2014년 10월 4일 토요일

Public places with hanok style(traditional Korean housing) in Seoul

With more Korean seeking hanok, or traditional Korean housing, the public buildings that anyone can go which were made of Hanok style has increased recently in Seoul.

Going public
At Tongin Market in central Seoul near Gyeongbokgung Palace, a Korean traditional gazebo-inspired structure has been erected. A wooden pillar holds up traditional-style wooden rafters, and the glass roof implied a modern touch. It received the Korean Public Design Award in 2012.


The main gate of Tongin Market in central Seoul,
inspired by the Korean traditional gazebo (Courtesy of doojin hwang architects)

“The main entrance of the market that has decades of history was hardly seen from the boulevard. In order for it to be noticed by the passersby and the neighborhood, I pulled out one shaft to the middle of the street,” said Hwang Doo-jin, the architect of the gate.

“It was also a marriage of Korean and Western architecture, which is very tricky,” said the architect, who is famous for a series of hanok and hanok-inspired buildings.

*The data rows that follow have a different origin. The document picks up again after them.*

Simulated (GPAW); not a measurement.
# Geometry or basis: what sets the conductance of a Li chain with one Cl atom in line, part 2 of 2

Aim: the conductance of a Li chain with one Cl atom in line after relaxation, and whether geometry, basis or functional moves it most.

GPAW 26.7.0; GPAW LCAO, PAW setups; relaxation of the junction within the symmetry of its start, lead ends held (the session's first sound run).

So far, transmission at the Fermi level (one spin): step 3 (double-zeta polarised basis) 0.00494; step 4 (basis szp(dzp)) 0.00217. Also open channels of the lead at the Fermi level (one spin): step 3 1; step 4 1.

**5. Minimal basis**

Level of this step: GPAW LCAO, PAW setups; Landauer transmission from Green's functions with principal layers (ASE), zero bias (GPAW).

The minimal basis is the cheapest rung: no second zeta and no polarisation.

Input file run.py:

Dodam Dodam Hanok Children’s Library is the 14th Lovely Library branch (pictured above). It occupies a hanok, or traditional Korean home, in Sungin-dong on the eastern side of Jongno. Dodam dodam is a Korean phrase for “children growing up without much trouble.”

Matching its hanok setting, 20 percent of the library’s 2,889 children’s books are related to Korean traditional culture. In addition, the library runs educational programs for children that teach them Chinese characters and calligraphy.



The Gahoe-dong Catholic Church near the Bukchon Hanok Village, is known as the place where the country's first mass was held by Father James Zhou Wen-mo in 1795.
This catholic church has adopted hanok style and has nice Korean style garden as well.
On the first floor of the church, an exhibition hall showing the history of the Roman Catholic of Korea is installed.